2. Newton’s explanation of Kepler’s third law ignored the obvious differences between the planets. Somehow it does not matter that Jupiter is much bigger than Mercury; the difference in their centripetal accelerations is just a matter of their distances from the Sun. Even more dramatically, Newton’s comparison of the centripetal acceleration of the Moon and the acceleration of falling bodies on the surface of the Earth ignored the conspicuous difference between the Moon and a falling body like an apple. Why do these differences not matter?

3. In the work he dated to 1665–1666, Newton interpreted Kepler’s third law as the statement that the products of the centripetal accelerations of the various planets with the squares of their distances from the Sun are the same for all planets. But the common value of this product is not at all equal to the product of the centripetal acceleration of the Moon with the square of its distance from the Earth; it is much greater. What accounts for this difference?

4. Finally, in this work Newton had taken the orbits of the planets around the Sun and of the Moon around the Earth to be circular at constant speed, even though as Kepler had shown they are not precisely circular but instead elliptical, the Sun and Earth are not at the centers of the ellipses, and the Moon’s and planets’ speeds are only approximately constant.

Newton struggled with these problems in the years following 1666. Meanwhile, others were coming to the same conclusions that Newton had already reached. In 1679 Newton’s old adversary Hooke published his Cutlerian lectures, which contained some suggestive though nonmathematical ideas about motion and gravitation:

First, that all Coelestial Bodies whatsoever, have an attraction or gravitating power towards their own Centers, whereby they attract not only their own parts, and keep them from flying from them, as we may observe the Earth to do, but that they do also attract all the other Coelestial Bodies that are within the sphere of their activity—The second supposition is this, That all bodies whatsoever that are put into a direct and simple motion, will so continue to move forward in a straight line,
till they are by some other effectual powers deflected and bent into a Motion, describing a Circle, Ellipsis, or some other more compounded Curve Line. The third supposition is, That these attractive powers are so much the more powerful in operating, by how much the nearer the body wrought upon is to their own Centers.
⁶

Hooke wrote to Newton about his speculations, including the inverse square law. Newton brushed him off, replying that he had not heard of Hooke’s work, and that the “method of indivisibles”
⁷
(that is, calculus) was needed to understand planetary motions.

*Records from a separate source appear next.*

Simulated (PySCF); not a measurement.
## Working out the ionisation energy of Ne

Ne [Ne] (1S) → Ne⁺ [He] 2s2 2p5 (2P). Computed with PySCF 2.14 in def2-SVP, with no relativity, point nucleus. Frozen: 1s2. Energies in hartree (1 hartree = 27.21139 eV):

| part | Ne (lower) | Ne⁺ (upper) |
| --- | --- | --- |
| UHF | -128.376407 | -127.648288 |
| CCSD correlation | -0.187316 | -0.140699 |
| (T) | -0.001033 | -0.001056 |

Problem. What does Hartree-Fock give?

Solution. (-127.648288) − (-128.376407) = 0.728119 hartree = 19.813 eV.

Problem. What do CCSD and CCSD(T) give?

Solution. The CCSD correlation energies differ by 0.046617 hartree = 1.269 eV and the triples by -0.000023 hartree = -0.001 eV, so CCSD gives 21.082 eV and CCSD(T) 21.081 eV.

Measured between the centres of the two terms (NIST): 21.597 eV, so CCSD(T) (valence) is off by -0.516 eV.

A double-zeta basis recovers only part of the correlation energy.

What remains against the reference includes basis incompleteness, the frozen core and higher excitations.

Then in August 1684 Newton received a fateful visit in Cambridge from the astronomer Edmund Halley. Like Newton and Hooke and also Wren, Halley had seen the connection between the inverse square law of gravitation and Kepler’s third law for
circular
orbits. Halley asked Newton what would be the actual shape of the orbit of a body moving under the influence of a force that decreases with the inverse square of the distance. Newton answered that the orbit would be an ellipse, and promised to send a proof. Later that year Newton submitted a 10-page document,
On the Motion of Bodies in Orbit
, which showed how to treat the general motion of bodies under the influence of a force directed toward a central body.

Three years later the Royal Society published Newton’s
Philosophiae Naturalis Principia Mathematica
(
Mathematical Principles of Natural Philosophy
), doubtless the greatest book in the history of physical science.

A modern physicist leafing through the
Principia
may be surprised to see how little it resembles any of today’s treatises on physics. There are many geometrical diagrams, but few equations. It seems almost as if Newton had forgotten his own development of calculus. But not quite. In many of his diagrams one sees features that are supposed to become infinitesimal or infinitely numerous. For instance, in showing that Kepler’s equal-area rule follows for any force directed toward a fixed center,
Newton imagines that the planet receives infinitely many impulses toward the center, each separated from the next by an infinitesimal interval of time. This is just the sort of calculation that is made not only respectable but quick and easy by the general formulas of calculus, but nowhere in the
Principia
do these general formulas make their appearance. Newton’s mathematics in the
Principia
is not very different from what Archimedes had used in calculating the areas of circles, or what Kepler had used in calculating the volumes of wine casks.

The style of the
Principia
reminds the reader of Euclid’s
Elements.
It begins with definitions:
⁸

Definition I

Quantity of matter is a measure of matter that arises from its density and volume jointly.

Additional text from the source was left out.